Lipstick. Pigs. Sex education of kindergartners. Abortions -- or the lack thereof -- as a qualification for public office.

It's getting nasty out there.

Whatever happened to the "honorable campaign," the "end to divisive politics" promised by both Sens. John McCain and Barack Obama at the start of their 2008 race for the presidency?

For the past three days, anyway, there's been no sign of any such thing. Instead, yesterday, South Carolina Democratic chair Carol Fowler was quoted in Politico.com as saying Alaska Gov. Sarah Palin's "primary qualification [as the Republican vice-presidential nominee] seems to be that she hasn't had an abortion."

On Tuesday, Mr. Obama characterized Mr. McCain's promise to change Washington as "lipstick on a pig," a remark that GOP officials immediately claimed was a swipe at Ms. Palin.

There's a new McCain ad running in Pennsylvania that claims Mr. Obama supported sex education for kindergartners -- "learning about sex before learning to read?" an announcer's voice says over a photo of Mr. Obama smiling -- prompting Obama officials to denounce the ad as "shameful" and "downright perverse."

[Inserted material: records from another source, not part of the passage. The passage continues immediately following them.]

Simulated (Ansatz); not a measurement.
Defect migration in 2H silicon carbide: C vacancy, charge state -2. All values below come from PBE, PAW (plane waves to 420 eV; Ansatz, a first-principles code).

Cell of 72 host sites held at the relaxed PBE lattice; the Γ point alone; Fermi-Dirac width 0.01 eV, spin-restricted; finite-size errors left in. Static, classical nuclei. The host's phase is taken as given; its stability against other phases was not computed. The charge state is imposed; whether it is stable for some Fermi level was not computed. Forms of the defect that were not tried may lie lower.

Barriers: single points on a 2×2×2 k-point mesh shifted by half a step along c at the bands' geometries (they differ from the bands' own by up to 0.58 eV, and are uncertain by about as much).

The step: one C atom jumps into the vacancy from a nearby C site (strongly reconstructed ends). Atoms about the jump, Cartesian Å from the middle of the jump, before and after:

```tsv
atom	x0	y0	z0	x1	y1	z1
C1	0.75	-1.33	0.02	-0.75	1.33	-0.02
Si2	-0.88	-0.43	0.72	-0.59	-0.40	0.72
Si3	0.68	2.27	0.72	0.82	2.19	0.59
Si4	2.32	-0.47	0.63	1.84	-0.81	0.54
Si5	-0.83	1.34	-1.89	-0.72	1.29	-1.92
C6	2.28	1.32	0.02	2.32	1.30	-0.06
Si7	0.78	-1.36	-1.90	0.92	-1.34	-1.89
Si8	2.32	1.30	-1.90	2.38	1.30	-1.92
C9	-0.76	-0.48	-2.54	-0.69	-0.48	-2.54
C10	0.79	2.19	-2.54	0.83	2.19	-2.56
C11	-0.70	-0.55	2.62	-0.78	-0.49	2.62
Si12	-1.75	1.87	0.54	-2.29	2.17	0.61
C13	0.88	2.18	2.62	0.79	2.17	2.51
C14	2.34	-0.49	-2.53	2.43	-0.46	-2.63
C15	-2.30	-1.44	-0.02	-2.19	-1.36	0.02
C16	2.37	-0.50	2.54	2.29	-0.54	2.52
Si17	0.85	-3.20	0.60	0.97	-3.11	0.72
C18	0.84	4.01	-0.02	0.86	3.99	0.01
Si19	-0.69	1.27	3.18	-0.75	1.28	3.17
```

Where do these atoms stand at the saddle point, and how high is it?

And Republicans are claiming that 30 Democratic National Committee operatives flew to Alaska to dig up dirt on Ms. Palin the day after Mr. McCain selected her as his running mate. The claim is completely untrue, former Alaska Gov. Tony Knowles, a Democrat, said yesterday.

Republicans have formed a "Palin Truth Squad" to counter allegations about the Alaska governor -- both personal and political -- while the Democrats unveiled their own "Alaska Myth Busters" yesterday to hammer away at Ms. Palin's support for pork-barrel projects like the $223 million "Bridge To Nowhere."

The Obama campaign is even using the previously taboo "L" word -- lie -- to characterize the McCain campaign's continuing insistence that Ms. Palin opposed the bridge.

Closer to home, Pennsylvania's Gov. Ed Rendell and Sen. Bob Casey, in a conference call with reporters yesterday, decried the McCain campaign's tactics, with Mr. Casey claiming that Republican consultants have "a Ph.D" in sleazy campaigning. In another conference call, Pennsylvania Republican women said they were appalled by Mr. Obama's "lipstick on a pig" remarks.

"It was insulting to women and insulting to Sarah Palin," said Joyce Haas, vice chair of the state Republican party.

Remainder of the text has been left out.